2.3 : List of Common Shared Assumptions, Values, and Stories About Home

Assignment 2:3 Read at least 3 students blog short stories about ‘home’ and make a list of the common shared assumptions, values and stories that you find. Post this list on your blog.
Reading my classmates’ stories about home was a very enjoyable experience. We are such a diverse group, with a lot of great stories to tell. Each story was uniquely different from the next in the way the story was told, or in what the story was actually telling. I noticed that despite differences in where we grew up, our family structures, or our traditions and values, there are some commonalities that were shared among quite a few of us. Here’s the list of my discoveries of what our common shared assumptions, values and stories are about “home”.
1. Home is not always a place, but it can be a specific person or a few people.

The word home generally has positive connotations because it is associated with what makes us feel safe, and gives us a sense of belonging. However even before reading my classmates’ stories I knew that home isn’t always a safe place where we can grow and thrive. This prompted me to think that home doesn’t always necessarily have to be a place, sometimes its people who give us this sense of comfort, safety, and belonging that we expect home to give. Heather’s story about how she finds a home through her close relationship with her brother was very touching. Her perspective on feeling alienated in the land that she lives on, and how its a person she connects a sense of home to is something that I noticed among a few other blogs as a similarity. Like Christy, who says that home is where “my parents, husband, and plush toys are”. Home is not always land, or a house, or a specific place, but its a person, or a family.

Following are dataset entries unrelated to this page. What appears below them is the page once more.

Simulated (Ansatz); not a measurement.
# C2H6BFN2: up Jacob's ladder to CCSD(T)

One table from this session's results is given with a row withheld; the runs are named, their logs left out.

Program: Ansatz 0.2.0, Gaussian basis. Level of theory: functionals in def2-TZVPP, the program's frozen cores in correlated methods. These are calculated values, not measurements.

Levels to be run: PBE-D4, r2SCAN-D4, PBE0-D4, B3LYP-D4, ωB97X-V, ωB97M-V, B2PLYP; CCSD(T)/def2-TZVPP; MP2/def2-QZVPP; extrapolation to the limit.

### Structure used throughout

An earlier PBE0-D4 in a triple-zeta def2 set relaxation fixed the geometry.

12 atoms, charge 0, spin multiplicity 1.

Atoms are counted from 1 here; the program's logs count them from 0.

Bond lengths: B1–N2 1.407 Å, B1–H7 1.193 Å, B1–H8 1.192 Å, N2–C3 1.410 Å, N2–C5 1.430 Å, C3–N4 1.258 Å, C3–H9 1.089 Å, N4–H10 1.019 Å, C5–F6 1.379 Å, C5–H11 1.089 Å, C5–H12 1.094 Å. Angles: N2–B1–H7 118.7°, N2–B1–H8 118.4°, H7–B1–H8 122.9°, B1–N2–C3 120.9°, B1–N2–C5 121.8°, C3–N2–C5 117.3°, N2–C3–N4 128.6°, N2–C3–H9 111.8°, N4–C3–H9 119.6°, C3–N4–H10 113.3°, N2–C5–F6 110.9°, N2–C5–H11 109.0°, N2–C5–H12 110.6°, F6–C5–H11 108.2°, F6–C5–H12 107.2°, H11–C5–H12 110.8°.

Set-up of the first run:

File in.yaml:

2. On the flip side, sometimes home is a certain place!

Danica’s story about her home in Prince Rupert, and Deepak’s story of his home in New Westminster really made me think that home can be associated with a city, or a house, or a familiar park in the neighborhood. Reading both stories I noticed that the sense of home as a place was also linked to other things like childhood memories and spending time with family.

3. Language has an impact on how we feel at home in a place.

This connection was one that I made between my own experiences and Claudia’s story about how language and labels were tied up in her sense of belonging in Canada. Spending my childhood in Quebec and then moving to British Columbia at the age of 11, I can relate to the struggle of living as an “anglophone” in Quebec, and then experiencing some alienation as being an “Easterner” in Western Canada. When I lived in Quebec, my French was not great, as I explained in my previous post, and that deeply affected my sense of belonging, and not feeling like Quebec was my home. Language barriers can be a scary thing that make us feel vulnerable and like we don’t belong. I think its awesome that Claudia has been working with immigrants for the past 18 years as an ESL teacher to help people feel like they can find a home in Canada.